Ko Porongia te Māunga, Ko Waikato te awa, Ko Tainui te waka, Ko Te Maawe tōku tīpuna, Ko Maniapoto tōku Iwi, Ko Kahotea tōku marae, Ko Joan rāua, Ko Richard ōku mātua, Ko Jon tōku ingoa.

Jon has spent 99 percent of his life on Ngai Tahu soil, where the principal Māori Iwi of the South Island lies. He grew up in and amongst a community of Pounamu carvers so, it was only natural that Jon followed in their footsteps and became a registered artisan.

He believes that Hei Pounamu has an intrinsic, holistic value that is regarded as Tāonga, not just to Māori, but to many New Zealanders. This is why he loves working with Pounamu - he likes knowing that the bearer treasures the Pounamu's essence and carries it with them along on their journey.


Peter's whakapapa traces back to the Arahura river, where he sources much of his stone to craft in a studio not far away. Using only the most rudimentary tools, Peter applies his craft with a heartfelt Karakia to his ancestors to guide his hand before breathing life into his creations.

Peter is an incredibly talented carver, boasting a unique ability to see what lies beneath the stone's surface. He then brings this out in an unparalleled, almost Neolithic style. Peter notes that he always feels he is looking at something ancient and otherworldly when he is holding a piece of his art.
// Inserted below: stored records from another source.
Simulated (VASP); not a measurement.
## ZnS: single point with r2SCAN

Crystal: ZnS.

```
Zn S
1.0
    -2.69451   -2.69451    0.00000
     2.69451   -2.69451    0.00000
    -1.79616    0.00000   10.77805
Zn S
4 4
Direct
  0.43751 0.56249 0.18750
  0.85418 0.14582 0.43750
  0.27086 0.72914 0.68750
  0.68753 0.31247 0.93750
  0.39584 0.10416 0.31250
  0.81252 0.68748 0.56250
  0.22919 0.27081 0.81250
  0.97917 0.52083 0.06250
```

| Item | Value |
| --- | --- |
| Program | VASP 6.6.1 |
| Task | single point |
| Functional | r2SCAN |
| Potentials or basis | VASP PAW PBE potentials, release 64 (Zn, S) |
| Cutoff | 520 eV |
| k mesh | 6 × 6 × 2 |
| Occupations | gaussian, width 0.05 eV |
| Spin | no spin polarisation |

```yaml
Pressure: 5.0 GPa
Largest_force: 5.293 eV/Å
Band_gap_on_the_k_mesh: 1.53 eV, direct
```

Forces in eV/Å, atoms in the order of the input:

Aden has been carving since 1988, starting his journey with bone. Becoming increasingly inspired, Aden continued refining his skills, eventually stepping into the Jade industry.

When an opportunity to start his own business in carving came about, he absolutely seized it. Aden has continued with his ethics of only working with New Zealand Jade. His designs are a mix of contemporary and traditional styles.

Aden's work has reached all over the world, even to some very well known individuals such as the Dalai Lama, Barak Obama, Prince Richard, Princess Kate Middleton, Lewis Hamilton and film producers from Lord of the Rings and Spike Lee.


Graeme has been carving for over 25 years. After following his passion in carving and Jade he was trained by one of New Zealand's top carvers in Hokitika.

Graeme now works from his own workshop in Christchurch where he continues to connect with Pounamu. His work is recognise all over the world.


"For me, carving Pounamu is a continual journey that has led me to discover much about my heritage and homeland, and a profound respect for this beautiful stone which is as hard as steel".

Andrew is a Pounamu carver and artist of Ngai Tahu descent. Originally from the West Coast of the South Island, he now resides in rural North Canterbury. He learned to carve in 2005 and went on to earn a certificate in Jade and hardstone carving. Not long after, Andrew was offered a position as a full time Jade carver at a large carving studio, where he remained for around three years.

Since then, Andrew has built up his own workshop and carved a wide range of jewellery designs and sculptural pieces. He is massively inspired by ancient cultures and their art forms, primarily Māori, Celtic and Viking, but also Asian and Mesoamerican.

Andrew notes that carving Pounamu is an ongoing journey and he is always looking to learn and grow his craft.